I was on Prime Time on Thursday night discussing 25 years of social change in Ireland. Prime Time has been in existence now since 1992. The video before the panel discussion took us from that year to the present and basically invited us to consider how much progress Ireland has made in that time. But whether it has progressed or not depends very much on which values you hold most dear, and what facts you care to look at and which you ignore as inconvenient.
The item looked back at the divorce referendum, the clerical abuse scandals, the same-sex marriage referendum and so on. It did not look at developments like gangland violence, rising levels of marital breakdown, suicide, drug abuse, the coarsening of public debate or the replacement of religion by the crass consumerism and greed of the Celtic Tiger.

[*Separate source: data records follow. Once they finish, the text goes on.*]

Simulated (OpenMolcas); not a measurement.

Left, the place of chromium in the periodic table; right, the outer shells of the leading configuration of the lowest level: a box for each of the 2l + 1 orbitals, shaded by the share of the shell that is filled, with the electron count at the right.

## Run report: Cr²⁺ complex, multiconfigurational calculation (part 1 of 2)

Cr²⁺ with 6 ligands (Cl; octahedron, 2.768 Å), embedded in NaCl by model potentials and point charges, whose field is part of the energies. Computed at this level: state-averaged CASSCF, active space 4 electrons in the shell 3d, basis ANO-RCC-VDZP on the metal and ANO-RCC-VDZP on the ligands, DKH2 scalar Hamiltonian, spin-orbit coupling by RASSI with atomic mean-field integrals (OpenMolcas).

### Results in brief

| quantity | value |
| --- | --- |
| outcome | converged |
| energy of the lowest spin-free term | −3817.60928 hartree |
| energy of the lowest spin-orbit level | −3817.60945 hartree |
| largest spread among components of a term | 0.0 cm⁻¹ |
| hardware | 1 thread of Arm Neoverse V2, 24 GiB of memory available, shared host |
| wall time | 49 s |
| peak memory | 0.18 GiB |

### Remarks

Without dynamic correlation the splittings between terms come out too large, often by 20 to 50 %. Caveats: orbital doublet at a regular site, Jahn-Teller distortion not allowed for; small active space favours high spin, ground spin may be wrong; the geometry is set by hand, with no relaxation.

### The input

Looked at through that lens, it is much harder to simply say Ireland has made great progress. It is more accurate to say it has progressed in some things and regressed in others. I think it was a good thing that we decriminalised homosexual acts, for example, and I wrote as much at the time. The clerical sex scandals had to be exposed and the authoritarianism of the Church dealt with, although by 1992 that was more or less gone.
Liberals place huge stress on personal freedom and choice. The word ‘choice’ epitomises the philosophy behind the push to permit abortion in Ireland.
Christians are more likely to consider the common good and to balance choice with other rights. Again, the obvious example is abortion. The right to choose clashes with something that should be more fundamental, namely the right to life.
If you believe that every child has a right to be born, and that once born, every child should expect to be raised by the man and the woman who have brought that child into the world, then it is very difficult to be entirely celebratory about the developments of the last 25 years.
Respect for the right to life is being seriously eroded. It is difficult to see how Britain, with its almost 200,000 abortions per annum, is, for that reason, a more compassionate society than our own.
It is also very hard to see how Britain, with a marital breakdown rate of almost 40pc is, for that reason, more compassionate than our own.
Due to family breakdown, very many children in both Britain and Ireland have little or no contact with their fathers and some have never known their fathers. How is this a sign of compassion? It isn’t.
These kinds of fact do not form part of the liberal narrative and are rarely even acknowledged. This makes it very easy for liberals to tell a ‘happy-clappy’ story of onward and upward progress. The result is that Irish people are led to believe that we have improved in almost every way over the last 25 years when the truth of the matter is far more ambiguous than that.